Politics and bickering go hand in hand inexorably. The executive power operates in direct connection with the legislative power, on which it depends, and under the watchful eye of the judicial power. Installed upon the complex system of interests that articulate societies, they are spaces of order, but also of confrontation: the legislative is the scene of political debate, where laws are approved and majorities are made and unmade. The judicial has the delicate mission of pointing out who has exceeded the limits of what is legally possible. And the executive is responsible for government action and the control of society. In this evident uproar, human impulses manifest themselves, endowed, as we all know, with a complex economy of desire: passions, they call them.
The principle of majority obliges a distribution of actors to make possible the necessary combinations to reach power, which has been expressed with the right/left division, but which in current times is in a phase of radicalization, and the space for this euphemism called "center" has been reduced. Pedro Sánchez has surpassed Aznar in years of government (he only has Felipe González ahead of him now) and enters a peculiar situation: while he exhibits an external profile, the scene overwhelms him at home. A confluence of various factors: the weariness of power, the crisis of the left, the shift of the right under the growing tutelage of the far-right, and the hangover of peripheral nationalisms after the Catalan Process. All this at a time when Trumpism has spread insolence around the world and the transition from industrial to digital and financial capitalism is degrading liberal democracies.

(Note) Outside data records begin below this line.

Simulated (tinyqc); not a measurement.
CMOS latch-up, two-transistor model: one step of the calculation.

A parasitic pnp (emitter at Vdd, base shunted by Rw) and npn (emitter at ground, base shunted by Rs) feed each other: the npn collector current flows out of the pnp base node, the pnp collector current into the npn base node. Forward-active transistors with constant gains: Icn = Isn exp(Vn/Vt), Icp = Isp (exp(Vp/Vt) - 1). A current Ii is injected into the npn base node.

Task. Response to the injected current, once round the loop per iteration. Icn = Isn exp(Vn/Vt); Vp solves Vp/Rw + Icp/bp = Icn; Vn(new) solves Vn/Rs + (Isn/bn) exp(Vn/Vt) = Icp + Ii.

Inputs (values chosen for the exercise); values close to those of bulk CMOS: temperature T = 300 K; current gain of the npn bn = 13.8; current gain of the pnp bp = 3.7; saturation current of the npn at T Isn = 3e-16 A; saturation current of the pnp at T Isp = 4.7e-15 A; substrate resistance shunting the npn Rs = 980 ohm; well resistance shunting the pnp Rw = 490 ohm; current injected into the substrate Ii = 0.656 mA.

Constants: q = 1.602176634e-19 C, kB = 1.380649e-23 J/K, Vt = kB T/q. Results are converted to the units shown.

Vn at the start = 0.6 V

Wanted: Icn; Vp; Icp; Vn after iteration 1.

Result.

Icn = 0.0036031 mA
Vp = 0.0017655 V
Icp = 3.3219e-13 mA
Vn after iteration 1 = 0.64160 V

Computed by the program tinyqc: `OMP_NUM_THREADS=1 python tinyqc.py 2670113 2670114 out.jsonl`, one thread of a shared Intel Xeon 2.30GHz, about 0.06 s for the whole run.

The far-right is increasingly riding on the back of the right, Feijóo has made the criminalization of the adversary a monothematic issue, Sánchez has been looking at the world more than Spain for months, and the left is in a phase of blurring. And suddenly, by chance, the judicial power has carried out a series of actions that have even led to entering Ferraz, the headquarters of the socialist party, in search of compromising information. All this generates a certain air of perplexity which, accompanied by the reiterated reticence of the new economic powers, gives the impression of a mobilization, a casual one, we should believe, that is considerably raising the tension: "Sánchez, leave now". Are subterranean currents between powers at work? Why this haste? Sánchez's face tightens at times. He says he will give explanations. About what?